Charging 8 volt battery

I use an 8 volt battery with my small bulldozer. I need to recharge the battery but only have a charger with settings for either 6 or 12 volts. Would using the 6 volt setting be the best choice?



When the battery is installed in the dozer, the positive terminal is grounded. Would this change the way I connect the charging leads? I feel I should still connect the negative lead of the battery charger to the negative post. Correct? Thanks.

A battery charger outputs rectified sine waves. Therefore it only produces current at the peaks of the voltages when the voltage exceeds that of the battery. In the 6V position it will act more like a trickle charger. In the 12V position it would draw too much current unless you add some resistance. You could make an adapter cable with two old headlight bulbs in parallel. I always keep my old ones with one element burned out. Just put this lead in series with one of the charger leads to the battery. Always connect positive to positive.
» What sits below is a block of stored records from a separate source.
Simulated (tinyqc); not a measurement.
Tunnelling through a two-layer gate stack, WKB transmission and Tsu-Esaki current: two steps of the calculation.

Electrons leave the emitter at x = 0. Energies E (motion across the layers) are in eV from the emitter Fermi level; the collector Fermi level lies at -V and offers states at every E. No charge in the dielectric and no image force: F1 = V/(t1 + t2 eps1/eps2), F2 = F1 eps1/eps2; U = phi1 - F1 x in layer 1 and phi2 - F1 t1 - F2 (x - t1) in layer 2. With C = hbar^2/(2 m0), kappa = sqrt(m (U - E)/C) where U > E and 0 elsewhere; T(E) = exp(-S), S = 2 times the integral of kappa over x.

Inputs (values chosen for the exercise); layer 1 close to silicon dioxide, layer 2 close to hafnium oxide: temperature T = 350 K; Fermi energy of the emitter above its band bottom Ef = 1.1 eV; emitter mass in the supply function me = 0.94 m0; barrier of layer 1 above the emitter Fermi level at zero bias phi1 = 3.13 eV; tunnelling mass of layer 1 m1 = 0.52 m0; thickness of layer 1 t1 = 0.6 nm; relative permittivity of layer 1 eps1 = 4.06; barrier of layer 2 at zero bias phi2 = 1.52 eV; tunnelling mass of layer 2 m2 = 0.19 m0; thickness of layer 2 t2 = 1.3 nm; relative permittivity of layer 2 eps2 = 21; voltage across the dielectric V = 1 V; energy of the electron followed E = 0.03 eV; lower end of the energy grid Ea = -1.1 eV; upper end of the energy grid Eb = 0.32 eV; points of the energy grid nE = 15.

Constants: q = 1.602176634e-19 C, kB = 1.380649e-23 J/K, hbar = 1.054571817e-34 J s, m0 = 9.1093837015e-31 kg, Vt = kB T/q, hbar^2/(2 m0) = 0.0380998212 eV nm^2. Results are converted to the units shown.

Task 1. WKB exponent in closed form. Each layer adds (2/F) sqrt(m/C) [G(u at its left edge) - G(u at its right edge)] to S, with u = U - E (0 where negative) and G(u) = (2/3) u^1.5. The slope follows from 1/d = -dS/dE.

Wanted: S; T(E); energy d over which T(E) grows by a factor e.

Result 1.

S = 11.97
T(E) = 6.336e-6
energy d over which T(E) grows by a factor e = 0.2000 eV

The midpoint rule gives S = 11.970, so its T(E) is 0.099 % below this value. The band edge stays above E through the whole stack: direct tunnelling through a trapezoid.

The 6V setting will not charge the battery and the 12V setting is too high. You can drop some of the voltage at the 12V setting as suggested, it will take some experimenting to find the right load amount. There are many alternative solutions. Here is the absolute cheapest approach for the frugal minded DIYer (pay attention to the caveats!)- http://www.alpharubicon.com/elect/3dollarbattggn.htm

Even if you put a current limiting resistor is series with the 12 volt charger, you will have to monitor the voltage of the 8 volt battery to keep the charger from overcharging the battery. Using an accurate DVM stop charging when the voltage across the 8 volt battery reaches 9.3 VDC. Otherwise you risk a lot of outgasing and warpage of the plates.

And as Opera House stated connect negative to negative and positive to positive no matter how the dozer is wired. If charging from another vehicle keep the two from contacting metal to metal or you will get a short circuit on both battery circuits.

ah yes, I once had an MG with a positive ground system. Got a jump start — backwards.

Car actually started and ran, with the electrical system changed to negative ground for a while. The generator (before alternator days) got repolarized. Of course the battery was then the wrong polarity and got discharged very fast with the generator going the wrong way.

That site just proves that you can put anything on the internet no matter how dangerous it is. I must say that I did start a car with a toaster once, but as an engineer in that field I knew what I was doing.

I like it. But I would add a few instructions. First when you build it, connect the bulb to the HOT side of the polarized plug, not the neutral side. Second, to use it, follow the following instructions:

  1. with unit unplugged connect up the leads and the voltmeter. Voltmeter must be battery operated.
  2. Battery must be disconnected from anything else. If you can’t, make sure the golf cart or whatever is not grounded anywhere, or that nobody can touch it.
  3. Plug unit in.
  4. Do not touch any part of the circuit or battery or whatever the battery is in without unplugging the unit first.
  5. Observe voltmeter for proper charge, do not touch it.
  6. do not leave unit unattended. (can be ignored if charge rate is low enough)
  7. When done, unplug

in the toaster field? more details please.

let me guess: you used it to warm up the battery.

I had left my battery charger at my parents to charge their boat battery. Had to come up with something to charge battery or I was stuck. The circuit was similar to the circuit shown on the web site with the toaster in place of the lamp in the hot lead. A full wave bridge rectifier was used in place of the single diode. The toaster provided about 9A charge and breakfast. Kiddies, don’t try this at home.

got it. should have guessed.

Nothing wrong with additional warnings. It is not overtly dangerous if you read and follow the warnings given and use some common sense. It simply illustrates the absolute bare minimum required to accomplish the goal.